RoboticsSoftwareHardware

Following Cart

Year2025

Duration4 months

RoleSystem Design & Integration : ROS Architecture, Sensor Fusion, Hardware, Research, Testing

Problem

Carrying heavy gear across campsites, warehouses, or shopping areas is physically demanding — and existing electric carts still require manual steering with no obstacle avoidance or person-following capability.

Solution

Designed and built a vision + UWB sensor fusion mobile robot that autonomously follows a user while avoiding obstacles in real-time, integrating OAK-D perception, ROS2-based control, and differential drive motor control into a complete working prototype.

Outcome

Working prototype achieved real-time person tracking, autonomous following at walking speed, and depth-based obstacle avoidance — full hardware + software integration from perception through planning to motor control.

Overview

Most autonomous cart projects stop at simulation. We built the real thing — a differential-drive cart that sees you with a depth camera, knows where you are with UWB, and follows you while dodging obstacles. The system covers the full robotics stack: perception (YOLO + depth), localization (vision + UWB fusion), planning (following algorithm + obstacle avoidance), and control (ESC-driven differential drive). The hardest part wasn't any single component; it was making vision, localization, and motor control work together reliably in the real world.

System Architecture

The system follows a layered robotics pipeline: Sensors (OAK-D Camera + UWB Module) feed into a Perception System (YOLO person detection, target tracking, depth processing, obstacle detection), which passes through a Sensor Fusion layer combining vision position with UWB distance/angle data. The fused target estimation feeds into a Motion Planner (follow algorithm, obstacle avoidance, speed control), which outputs ROS2 cmd_vel commands. These are converted to differential wheel speeds, sent to ESC controllers, and drive the physical cart movement.

Key Highlights

Hardware + Software Integration

most student projects stop at simulation; this project delivered a complete working prototype with AI + robotics + hardware

Multi-Sensor Fusion

vision + UWB asymmetric fusion architecture provides robust tracking even during occlusion

Full Robotics Stack

covers perception, planning, control, and hardware integration end-to-end

Process

Problem Scoping & Competitor Analysis

Researched existing following robots and autonomous carts on the market. Identified critical gaps: no existing product combines person following with obstacle avoidance and sensor fusion. Most carts require manual steering or remote control. Set design goals: autonomous person following, real-time obstacle avoidance, and robust tracking even during temporary occlusion.

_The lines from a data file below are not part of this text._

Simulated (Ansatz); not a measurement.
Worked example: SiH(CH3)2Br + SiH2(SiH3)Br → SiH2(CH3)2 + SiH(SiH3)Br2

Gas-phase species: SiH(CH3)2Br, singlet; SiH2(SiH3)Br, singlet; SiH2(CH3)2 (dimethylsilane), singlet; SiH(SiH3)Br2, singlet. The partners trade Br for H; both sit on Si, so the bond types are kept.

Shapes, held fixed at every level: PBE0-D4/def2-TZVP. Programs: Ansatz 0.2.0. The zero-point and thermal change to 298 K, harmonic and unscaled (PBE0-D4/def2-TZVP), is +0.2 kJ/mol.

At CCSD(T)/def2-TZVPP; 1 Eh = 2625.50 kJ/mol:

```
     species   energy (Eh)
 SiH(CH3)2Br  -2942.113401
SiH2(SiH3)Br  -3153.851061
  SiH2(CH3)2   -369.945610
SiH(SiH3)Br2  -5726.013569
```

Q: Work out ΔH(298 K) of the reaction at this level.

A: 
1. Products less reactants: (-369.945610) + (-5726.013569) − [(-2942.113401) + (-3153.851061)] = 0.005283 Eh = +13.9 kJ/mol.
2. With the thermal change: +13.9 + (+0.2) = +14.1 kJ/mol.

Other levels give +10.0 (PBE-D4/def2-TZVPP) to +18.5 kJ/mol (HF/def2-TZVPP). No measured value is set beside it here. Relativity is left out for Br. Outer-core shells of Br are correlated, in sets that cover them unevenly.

Sensor Selection & Hardware Design

Selected OAK-D camera for its triple capability: RGB imaging, stereo depth, and onboard AI acceleration via Myriad X VPU — enabling neural inference directly on the camera module. Chose DWM3001CDK UWB module for relative distance and angle estimation, receiving iPhone position data via BLE as a backup tracking source. Computing runs on Raspberry Pi 4/5 with SSD storage. Power system uses 24V LiPo battery providing approximately 25 minutes of prototype runtime.

Live Test

Perception Pipeline — Person Detection

OAK-D captures RGB frames → YOLOv8 runs real-time person detection → bounding box coordinates are mapped to the stereo depth map → person position extracted as (x, z) coordinates in camera frame. This gives both the lateral offset (for steering) and distance (for speed control) to the target person. All perception processing runs on the Raspberry Pi using the DepthAI SDK with OpenCV.

Live Test

Obstacle Avoidance System

Depth camera data is processed independently for obstacle detection. The pipeline extracts the center region of the depth image, calculates the minimum depth value in that region, and compares against a safety threshold. If any obstacle is detected within 1 meter, the cart immediately stops forward motion and rotates left or right to find a clear path. Obstacle avoidance always takes priority over the following algorithm — safety overrides tracking. Hand gesture control toggles the cart ON/OFF, and a green LED provides real-time feedback: steady when the path is clear, blinking when an obstacle is detected.

Live Test

Sensor Fusion Strategy

Vision serves as the primary tracking source for accurate person position estimation with full spatial awareness. UWB provides backup correction specifically for three scenarios: person occlusion (someone walks between cart and user), tracking loss (YOLO loses detection), and heading drift correction. The fusion architecture is intentionally asymmetric — vision leads, UWB corrects — rather than weighted averaging, because vision provides richer spatial data when available.

Live Test

Following Algorithm & Control

The following control is visual servoing-based. From the target person position, distance (z-axis) controls forward speed: forward_speed = min(0.5, distance × k), capping maximum velocity. Lateral offset (x-axis) controls turn rate: turn_speed = −angle. This creates smooth, proportional following behavior — the cart accelerates toward distant targets and decelerates as it closes the gap, while continuously correcting its heading to keep the person centered.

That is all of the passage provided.